Receiver guidance (client-side, provided by the rest_core / Codex side)

The server is dumb: it does not track how many pages an object has. The recipient determines the per-object page count from the encrypted CBDF manifest, not from a server field:

  • Paged-vs-legacy is signaled by CBDF key 4 in attachment order: value 0 means legacy command-70 storage; value > 0 marks a command-75 paged attachment. The key-4 value is a best-effort sender estimate.
  • Authoritative page count for a paged attachment is derived from original_size, the data-stripe count, and the 256 KB page size — e.g. pages = ceil(original_size / (data_stripe_count * 256 KB)). The server does not store or validate total-pages.
  • Integrity: the sender stores the attachment’s whole-file CRC/hash in the CBDF manifest; the recipient verifies the reassembled attachment against it after trimming to original_size.

Key 4 is not authoritative

CBDF key 4 is used to mark a paged attachment and preserve attachment-order mapping. The receiver derives the actual download loop bound from the Tell manifest’s 64-bit original_size, the Tell server list, and the fixed 256 KB page size. The server behavior above is unaffected either way.

Idempotency and conflict handling are defined on the upload side: re-uploading the same page with identical bytes is success; the same GUID + file_type + page with different bytes is rejected (status 198), so the page a recipient downloads is stable.
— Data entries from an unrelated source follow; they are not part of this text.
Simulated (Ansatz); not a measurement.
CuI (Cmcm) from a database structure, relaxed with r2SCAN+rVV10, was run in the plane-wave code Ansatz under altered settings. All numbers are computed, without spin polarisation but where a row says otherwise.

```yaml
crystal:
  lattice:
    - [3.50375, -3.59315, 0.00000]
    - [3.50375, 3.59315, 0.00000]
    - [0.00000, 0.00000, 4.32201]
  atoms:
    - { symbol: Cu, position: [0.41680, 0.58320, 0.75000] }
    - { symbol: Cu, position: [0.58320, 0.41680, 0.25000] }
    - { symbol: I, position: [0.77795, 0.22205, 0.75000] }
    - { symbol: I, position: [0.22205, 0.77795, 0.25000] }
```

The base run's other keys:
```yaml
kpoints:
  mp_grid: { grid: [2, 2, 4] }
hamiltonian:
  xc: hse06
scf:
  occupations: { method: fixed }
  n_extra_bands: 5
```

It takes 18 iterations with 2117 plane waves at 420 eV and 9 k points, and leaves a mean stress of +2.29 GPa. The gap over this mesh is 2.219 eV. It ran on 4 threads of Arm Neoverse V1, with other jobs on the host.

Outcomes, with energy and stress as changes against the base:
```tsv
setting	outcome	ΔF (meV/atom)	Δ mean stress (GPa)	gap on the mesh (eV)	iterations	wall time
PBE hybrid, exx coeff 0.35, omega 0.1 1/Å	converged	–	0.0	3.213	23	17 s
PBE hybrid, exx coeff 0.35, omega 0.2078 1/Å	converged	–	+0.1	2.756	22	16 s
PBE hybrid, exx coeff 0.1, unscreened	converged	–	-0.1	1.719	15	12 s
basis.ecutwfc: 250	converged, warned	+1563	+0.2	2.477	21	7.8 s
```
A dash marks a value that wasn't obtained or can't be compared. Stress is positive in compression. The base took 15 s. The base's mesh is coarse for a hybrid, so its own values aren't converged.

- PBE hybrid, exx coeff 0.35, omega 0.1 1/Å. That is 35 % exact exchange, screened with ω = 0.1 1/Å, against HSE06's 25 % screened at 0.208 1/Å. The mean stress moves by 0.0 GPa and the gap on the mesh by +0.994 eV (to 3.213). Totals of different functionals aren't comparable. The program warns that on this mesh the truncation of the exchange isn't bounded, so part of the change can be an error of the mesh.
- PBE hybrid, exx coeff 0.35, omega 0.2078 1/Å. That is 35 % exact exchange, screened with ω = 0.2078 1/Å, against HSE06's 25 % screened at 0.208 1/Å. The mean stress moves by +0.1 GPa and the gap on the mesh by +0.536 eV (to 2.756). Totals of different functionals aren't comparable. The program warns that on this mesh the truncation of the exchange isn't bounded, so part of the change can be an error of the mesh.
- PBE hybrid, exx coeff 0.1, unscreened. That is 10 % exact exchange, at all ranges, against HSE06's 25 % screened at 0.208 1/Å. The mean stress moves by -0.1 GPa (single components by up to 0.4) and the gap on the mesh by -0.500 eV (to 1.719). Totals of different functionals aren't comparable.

Manifest-driven download loop

A tell record carries a file manifest with one entry per stored file (private meta + body + N attachments). The recipient reads the manifest from any successfully decrypted ping/peek record, downloads file_type=0 first, and then issues parallel download calls for the body and attachments described by the private meta. Each entry supplies the inputs the recipient needs:

  • file_type selects which on-disk file to fetch. Mapping: 0x00.meta (private CBDF meta), 0x01.qmail (body/content), 0x0A.0.bin (attachment 1), 0x0B.1.bin (attachment 2), and so on (0x0A + k.{k}.bin). The manifest, not stripe_type, tells the receiver which file types exist.
  • original_size sizes the final output and helps bound the pagination loop. For legacy command-70 objects, the recipient reads 256 KB windows until the stripe ends. For command-75 paged attachments, it computes ceil(original_size / (data_stripe_count * 256KB)) and reassembles each page independently.
  • crc32 is verified end-to-end against the reassembled file only when the file header’s manifest_flags.crc32_present bit is set. When the flag is clear, the crc32 field is zero and must not be checked.
meta_entry = manifest.require(file_type=0x00)
private_meta = download_object(meta_entry)
parse_cbdf_meta(private_meta)

for entry in tell_record.manifest:                # skip meta; it is already downloaded
    if entry.file_type == 0x00:
        continue
    file_type    = entry.file_type
    target_bytes = entry.original_size
    expected_crc = entry.crc32 if manifest_flags.crc32_present else None

    if cbdf_key4_for_attachment(file_type) > 0:
        total_pages = ceil(target_bytes / (data_stripe_count * 256*1024))
        reassembled = stream_cmd75_pages(guid, locker, file_type, total_pages)
    else:
        reassembled = download_legacy_cmd70_object(guid, locker, file_type, target_bytes)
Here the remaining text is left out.